If you’ve never done it before, the hunting dog training process will probably teach you more about yourself that it will about your dog. You’ll learn about the dog’s temperament and attention span just as you will discover your own threshold for patience. Your approach to hunting dog training should begin with realistic goals; What do you expect out of your dog? How much time are you willing to devote? What do you already know about training and what advice should you try to get from someone with more experience?
Hunting Dog Starting Points
Almost every dog trainer agrees that the “come,” “heel” and “whoa” commands commands are among the most important. “Whoa” basically means “Stay here until I tell you to move.” It’s important for a dog to hold tight for a number of reasons, but especially for safety. You don’t want an unleashed dog running out in traffic, nor do you want him breaking just as you raise your gun to fire at a flushed bird.

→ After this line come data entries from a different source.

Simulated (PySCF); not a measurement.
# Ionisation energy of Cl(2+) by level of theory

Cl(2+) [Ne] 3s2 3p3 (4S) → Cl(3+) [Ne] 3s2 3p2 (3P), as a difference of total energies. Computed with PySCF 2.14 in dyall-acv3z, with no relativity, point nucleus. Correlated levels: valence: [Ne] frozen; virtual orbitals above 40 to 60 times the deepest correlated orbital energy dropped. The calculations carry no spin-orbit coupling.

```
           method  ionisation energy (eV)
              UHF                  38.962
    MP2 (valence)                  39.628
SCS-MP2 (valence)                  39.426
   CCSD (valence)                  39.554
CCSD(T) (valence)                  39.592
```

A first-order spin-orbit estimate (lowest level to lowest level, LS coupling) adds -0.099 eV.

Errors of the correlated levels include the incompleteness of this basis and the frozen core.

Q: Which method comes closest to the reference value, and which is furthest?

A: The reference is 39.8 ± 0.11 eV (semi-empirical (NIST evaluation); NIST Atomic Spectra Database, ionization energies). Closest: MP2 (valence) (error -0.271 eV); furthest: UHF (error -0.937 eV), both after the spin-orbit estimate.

Puppies of just about any breed can be expected to be pretty frisky and not want to give you their undivided attention for very long, so plan on spending no more than fifteen minutes for early training sessions, but shoot for 2-3 per day, rather than just one to ensure the experiences remain fresh in a pup’s mind.
During training periods, as well as anytime a command is directed toward the dog, the trainer should be deliberate and firm, showing he or she is in control of the situation. Remain positive throughout the session and avoid scolding to ensure the puppy will look forward to obeying you each time.
Remember that you shouldn’t expect much out of a pup during his first year. Even if he has demonstrated obedience with the “come,” “heel” and “whoa” commands, he’ll still need experience afield to get used to real hunting situations. The good news is that dogs bred for pheasant hunting have amazing natural instincts to track down and point at birds — and you won’t have to teach a good dog much beyond obedience, once his instincts come alive. If you hunt 10-20 days each year, it’s possible for your hunting dog to reach maximum potential by the middle of his second season.
Backyard Drills for Pheasant Hunting
One of the easiest and best drills you can do to reinforce the “whoa” command is to simply throw a dummy into tall weeds or brush while the dog is holding tight. While he’s expecting to hear his release command at any moment (usually the dog’s name) try calling out other names to make sure you’re dog doesn’t break. You can even run toward the dummy yourself to makes sure he doesn’t follow you.
Pheasant hunting dogs that perform the best usually cover ground in an efficient, orderly manner. Here’s a great tip for
training your dog to anticipate which way you’ll turn as you walk through a field; First, attach a 25-foot check cord to the dog’s collar using a D-ring so you can walk on the left or right of the dog. In a field or other large space, walk about thirty feet straight ahead with the dog in front of you before making a 45-degree turn to the right and giving a quick tug on the check cord. Do the same thing turning left, alternating back and forth. The dog should figure out when and which way you’re going to turn, and after incorporating this drill into your daily routine for a week or so you’ll be able to take him off leash and start using a shock collar set on low, or a whistle.
The best general tip for hunting dog training can be summed up in one word: exposure. Make sure your dog is exposed to natural wilderness settings and birds as often as possible, even if he has to be taken to a pheasant farm. The more he smells and sees live birds, the more excited he will get to hunt them.